The problem I have with Fibs is that there are many different swing points to use. Sometimes you can use the overnight low to start draw from, or sometimes the low after the open. So now you have two ways to draw a low. Then you maybe see some obvious high 30 mins or 1 hour after open, so you start drawing. You might consider the 38%, or 50% or 68% fibs. So you have 3 combinations, but with 2 starting points, its now 6 different possible turning points.
Let's suppose that each day you start with the high and low of the day before. That is how I would do it if I were going to day trade using fibs. If today is rallying above yesterday's high, then I will just drag that high fib anchor higher with the market, keeping the low anchor yesterday's low.

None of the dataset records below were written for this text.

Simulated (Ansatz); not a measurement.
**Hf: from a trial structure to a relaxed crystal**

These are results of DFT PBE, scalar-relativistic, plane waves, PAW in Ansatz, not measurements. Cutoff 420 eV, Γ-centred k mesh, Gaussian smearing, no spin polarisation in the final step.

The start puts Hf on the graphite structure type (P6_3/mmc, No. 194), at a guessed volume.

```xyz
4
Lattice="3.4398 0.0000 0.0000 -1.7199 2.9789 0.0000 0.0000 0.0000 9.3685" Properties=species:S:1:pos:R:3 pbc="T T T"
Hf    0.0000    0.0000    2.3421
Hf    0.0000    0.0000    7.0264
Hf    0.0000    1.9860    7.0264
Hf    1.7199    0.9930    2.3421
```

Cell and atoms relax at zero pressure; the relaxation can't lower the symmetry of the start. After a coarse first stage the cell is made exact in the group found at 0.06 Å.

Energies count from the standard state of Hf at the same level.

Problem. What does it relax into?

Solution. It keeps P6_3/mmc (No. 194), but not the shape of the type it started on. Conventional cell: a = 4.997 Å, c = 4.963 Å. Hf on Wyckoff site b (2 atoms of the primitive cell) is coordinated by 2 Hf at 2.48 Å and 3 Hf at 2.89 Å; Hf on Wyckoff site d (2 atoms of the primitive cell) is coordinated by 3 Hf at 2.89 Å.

If today is declining below yesterday's low, then I would keep dragging that low fib anchor lower with the market, keeping the high anchor at yesterday's high.
Then, I wouldn't look at these fib levels as precisely struck price levels. Instead, I'd treat the whole price area between the 38.2 and the 61.8 as a zone of potential fib support or fib resistance. If you are trying to use fibs as exact scientific levels, you will be disappointed in fibs. Use them instead as a zone, and you will love them. If, that is, you learn to use price candles to time your entries.
Therefore, I would then pick the longest duration candle I could that allowed me to be comfortable with using the low as my stop loss for longs, or the high as my stop loss for shorts.
Then I'd wait for price to trade into that fib zone. If today's high is above yesterday's high, then maybe I'm just looking for a long. If I am using a 30-minute candle, I want to wait for price to have a pullback from whatever its highest high of the past two days and into the fib zone. Once a 30-minute candle closed having traded into that fib zone, I'd look to buy using a stop order if and only if price traded above the high of that now closed 30-minute candle.
What if price falls below the low of the fib zone? Then move your low fgib anchor to the next daily low. Wait for the 30-minute candle that contains the low of the pullback to close. Place a buy stop above its high.
Your target could be a fixed set of points or a fib level of the pullback, or a test of the high of day or you can trail a stop.
But the basic approach should be start each day using the high and low of the day before as your anchors. Look for a pullback into the fib zone. If price break the high or low of the day before without a pullback to the fibzone, then just drag that anchor with the market. Keep th other anchor at the high or low of the day before.
Don't expect exactness. That isn't how the world works. Use the largest bar interval you can use and still be comfortable with the risk. No smaller than 5 minutes, and for day trading, probably no larger than 30 minutes. Over 30 minutes and you are better off working multi day swings.
Last thing is you reference Globex. If you are trading stock index futures, pick either Globex chart or the regular day chart. You don't need both. I would probably gravitate to the regular day chart myself. But whichever you trade, trade it. Don't look at the other. You will just find yourself the same place we started with you today with two starting points and three combinations and six whatevers.
Pick a candle interval, pick Globex or regular, start with the high and low of the day before, treat the fib levels as a zone not precision price points.